The XMLBeans recommendation is that when accessing long XML documents, or when performance matters, one should use XmlCursor and not getXXXList(). In order to provide a short-term solution, I propose we sweep the code and replace all usages of getXXXList() with getXXXArray() - which is much faster since it creates a snapshot of the xml data instead of a live view. This will be trivial for read-only operations (e.g. bug #56556) and easy for write operations – just read the array, work on it or create a new one, and set the result back to the proxy. Also, some attempts to minimize this – using toArray() on the returned list, can be reduced to getXXXArray(), since toArray() iterates over the elements, which is very inefficient in the XmlBeans impl. We should decide how to document the new (and old) usages of getXXXArray(), which are deprecated (and probably will be as long as the XMLBeans project is dead) - either by ignoring it altogether, or by adding @SuppressWarnings("deprecation") on all usages (thus always using a variable) optionally with a comment describing why the deprecated method is used (e.g. a link to this bug). In addition, other methods (e.g. CTCol.getMax()) are sometimes called several times in the same scope when their result is not changing, which is another redundant piece of XMLBeans code being called.
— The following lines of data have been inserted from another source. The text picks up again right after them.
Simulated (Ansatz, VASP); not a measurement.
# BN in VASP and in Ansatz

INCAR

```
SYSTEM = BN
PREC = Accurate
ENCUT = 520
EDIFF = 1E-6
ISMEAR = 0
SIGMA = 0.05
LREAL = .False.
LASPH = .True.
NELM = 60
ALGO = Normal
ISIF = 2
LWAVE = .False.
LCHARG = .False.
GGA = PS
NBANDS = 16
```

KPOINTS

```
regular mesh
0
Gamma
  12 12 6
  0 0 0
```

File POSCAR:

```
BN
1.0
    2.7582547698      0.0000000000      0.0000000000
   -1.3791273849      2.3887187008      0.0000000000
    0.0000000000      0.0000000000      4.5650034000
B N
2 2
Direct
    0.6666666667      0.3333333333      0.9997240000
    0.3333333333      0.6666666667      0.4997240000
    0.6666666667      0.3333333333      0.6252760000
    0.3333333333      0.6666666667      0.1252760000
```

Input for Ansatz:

Created attachment 31921 [details] 56854-1 This is a first sweep of proxy method usages, which includes mostly usage of array-based proxy methods instead of list-based when appropriate, and other repeat calls of methods inlined. test-all runtime dropped from ~80 seconds to ~60 on my machine, mostly due to the changes in XSSF and ColumnHelper.
Thank you for the patch - applied with r1620997 Most changes were trivial and the tests for ColumnHelper were successful, so should be ok. Added a few deprecation-ignores. for the time being, I'll leave the bug entry open, waiting for the next diff.
Created attachment 32020 [details] 56854-2 Additional optimizations, mainly in XSSFSheet
Thank you for the second patch - applied with r1624922 XSSFSheet.removeMergedRegion(int) looked too complicated, I haven't seen a reason, why not to use the default remove-element-by-index impl.
You're right - sometimes it takes development to visit the "complicated" station when travelling from "a mess" to "elegant" :-) Note: the patch for XSSFSheet.removeMergedRegion/s is what I originally done in https://issues.apache.org/bugzilla/attachment.cgi?id=31960&action=diff for issue 55280 (https://issues.apache.org/bugzilla/show_bug.cgi?id=55280) (In reply to Andreas Beeker from comment #4) > Thank you for the second patch - applied with r1624922 > XSSFSheet.removeMergedRegion(int) looked too complicated, I haven't seen a > reason, why not to use the default remove-element-by-index impl.
Thanks for linking the other bug - I've already had a quick look yesterday where these XSSFSheet.removeMergedRegion(s) methods came from ... :) I haven't setup a profile environment for the test cases, yet (... the builds are now faster, when looking at builds.apache.org, but this only a very rough estimation ...) Yaniv, in case you already have it in place (and also have some old stats to compare to), it would be good, if you also validate/profile the derivation from your patch - sometimes it's hard to decide if something is just refurbished old code or if it's like this on purpose.
It seems the things discussed here are mostly done and applied since some time already, I think it best to open new bugs for any additional optimizations that are proposed.